18 U.S.C. § 2520(c)(1). The second method for computing damages is set forth in subsection (c)(2) and states:
(2) In any other action under this section, the court may assess as damages whichever is the greater of-
(A) the sum of the actual damages suffered by the plaintiff and any profits made by the violator as a result of the violation; or
(B) statutory damages of whichever is the greater of $100 a day for each day of violation or $10,000.
Id. § 2520(c)(2).
In our view, the plain language of the statutes decidedly favors DIRECTV and provides it a cause of action. As evinced by the plain language of the section, § 2520(c) provides two methods of computing damages. One method is applicable to interceptions of transmissions that are not encrypted. The other method is applicable to all other actions, including those that intercept encrypted satellite transmissions. Because DIRECTV alleges that Nicholas intercepted its encrypted satellite transmissions, DIRECTV may maintain its private cause of action against Nicholas.
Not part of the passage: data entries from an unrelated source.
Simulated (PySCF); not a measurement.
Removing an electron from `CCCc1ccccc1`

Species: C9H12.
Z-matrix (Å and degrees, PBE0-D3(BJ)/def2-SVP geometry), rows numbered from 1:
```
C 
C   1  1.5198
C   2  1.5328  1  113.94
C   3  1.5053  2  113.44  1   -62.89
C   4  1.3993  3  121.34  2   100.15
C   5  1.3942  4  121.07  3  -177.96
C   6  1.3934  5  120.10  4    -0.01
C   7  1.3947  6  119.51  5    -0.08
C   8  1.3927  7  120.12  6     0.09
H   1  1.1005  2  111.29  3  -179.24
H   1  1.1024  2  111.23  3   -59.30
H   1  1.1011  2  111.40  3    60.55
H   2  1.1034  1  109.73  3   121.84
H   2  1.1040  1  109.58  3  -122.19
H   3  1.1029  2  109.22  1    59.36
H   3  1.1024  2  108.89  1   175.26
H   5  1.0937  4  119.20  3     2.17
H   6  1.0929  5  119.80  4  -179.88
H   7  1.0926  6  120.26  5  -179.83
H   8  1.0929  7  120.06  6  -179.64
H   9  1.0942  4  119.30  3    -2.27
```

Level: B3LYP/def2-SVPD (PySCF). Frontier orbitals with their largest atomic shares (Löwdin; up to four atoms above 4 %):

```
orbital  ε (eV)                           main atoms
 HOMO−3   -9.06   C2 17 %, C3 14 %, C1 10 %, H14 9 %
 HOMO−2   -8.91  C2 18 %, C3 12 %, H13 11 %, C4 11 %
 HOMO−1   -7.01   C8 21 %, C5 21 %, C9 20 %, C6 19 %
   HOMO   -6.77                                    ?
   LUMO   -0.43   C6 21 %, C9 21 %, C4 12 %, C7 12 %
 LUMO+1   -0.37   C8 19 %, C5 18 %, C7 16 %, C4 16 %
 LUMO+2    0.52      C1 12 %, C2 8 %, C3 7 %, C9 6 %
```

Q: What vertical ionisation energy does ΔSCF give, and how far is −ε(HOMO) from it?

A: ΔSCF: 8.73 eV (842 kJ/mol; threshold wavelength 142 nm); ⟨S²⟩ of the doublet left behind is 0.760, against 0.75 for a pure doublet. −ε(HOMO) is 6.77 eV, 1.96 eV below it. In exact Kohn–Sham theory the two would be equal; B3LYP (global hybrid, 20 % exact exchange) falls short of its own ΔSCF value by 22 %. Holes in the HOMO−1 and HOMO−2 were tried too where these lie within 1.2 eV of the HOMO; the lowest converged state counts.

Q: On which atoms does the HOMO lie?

Our reading of the statutes at issue is consistent with our decision in Flowers v. Tandy Corp., 773 F.2d 585 (4th Cir.1985). In explaining why a private right of action did not exist under the old version of § 2520 for a § 2512 violation, we noted:
Though § 2520 provides an action for any person whose communication is “intercepted, disclosed or used in violation of this chapter,” ․ the language defining the class of persons liable is not comparably broad. The statute expressly limits those against whom the private action lies to the person who “intercepts, discloses, or uses, or procures any other person to intercept, disclose, or use such communications.” This language tracks very closely the criminal offenses set out in § 2511, whereas the criminal offenses set out in § 2512 are defined in such terms as “manufacture,” “assemble,” “possess,” and “sell.” The express language of § 2520 is therefore not susceptible to a construction which would provide a cause of action against one who manufactures or sells a device in violation of § 2512 but does not engage in conduct violative of § 2511.
* * *
Though any criminal statute is in part enacted for the benefit of the victims of the crime, ․ § 2512 appears to have been designed for benefitting the public as a whole by removing such devices from the market. Section 2511, which makes criminal the actual practice of wiretapping, is more properly aimed at protecting the particular victim, and indeed, Congress recognized that purpose by expressly providing in § 2520 a private cause of action for victims of acts made criminal in § 2511.
Id. at 588-89.
Moreover, Congress' decision to provide the two methods of computing damages is eminently reasonable. Subsection (c)(1) is designed to limit damages for less serious offenders, those who intercept non-encrypted transmissions. The provision authorizes damages ranging between $50 and $1,000 for first-time or second-time offenders who do not act with a tortious or illegal purpose or for commercial gain and whose interception involves only transmissions that are non-encrypted. 18 U.S.C. § 2520(c)(1)(A),(B). Subsection (c)(2), on the other hand, provides greater damages-the sum of actual damages and profits made by the violator or statutory damages ranging from $100 a day to $10,000-for violators who engage in more egregious conduct, including intercepting encrypted transmissions. Id. § 2520(c)(2)(A),(B). Congress reasonably concluded that violators who intercept encrypted transmissions, requiring greater technical savvy and efforts, are to face greater punishments than those who take fewer measures in order to intercept nonencrypted transmissions. In short, it simply is fair to say that Congress created the lesser penalties of § 2520(c)(1) to serve as an exception to the general rule for damages under § 2520(c)(2). Cf. DIRECTV v. Brown, 371 F.3d 814, 816-17 (11th Cir.2004) (assuming sub silentio that the general rule for damages, as provided in subsection (c)(2) of § 2520, includes damages for the interception of encrypted satellite transmissions in violation of § 2511).3
In its opinion, the district court erroneously held that § 2520(c) only applied to nonencrypted communications. In so holding, the court only examined § 2520(c)(1) and did not discuss that section's relationship with § 2520(c)(2). Of course, the error in the court's analysis is obvious-it was not permitted to ignore § 2520(c)(2) altogether. Indeed, under the plain language of the statutes, there is nothing to indicate that § 2511 excludes from its application intentional interceptions of encrypted satellite transmissions, as opposed to nonencrypted satellite transmissions. Moreover, there is nothing in the plain language of § 2520 to indicate that the interception of encrypted satellite transmissions would not fall under the general damages provisions of subsection (c)(2), which provides for certain specified damages “in all other cases” (i.e., in all cases of § 2511 violations except those specifically listed in subsection (c)(1)).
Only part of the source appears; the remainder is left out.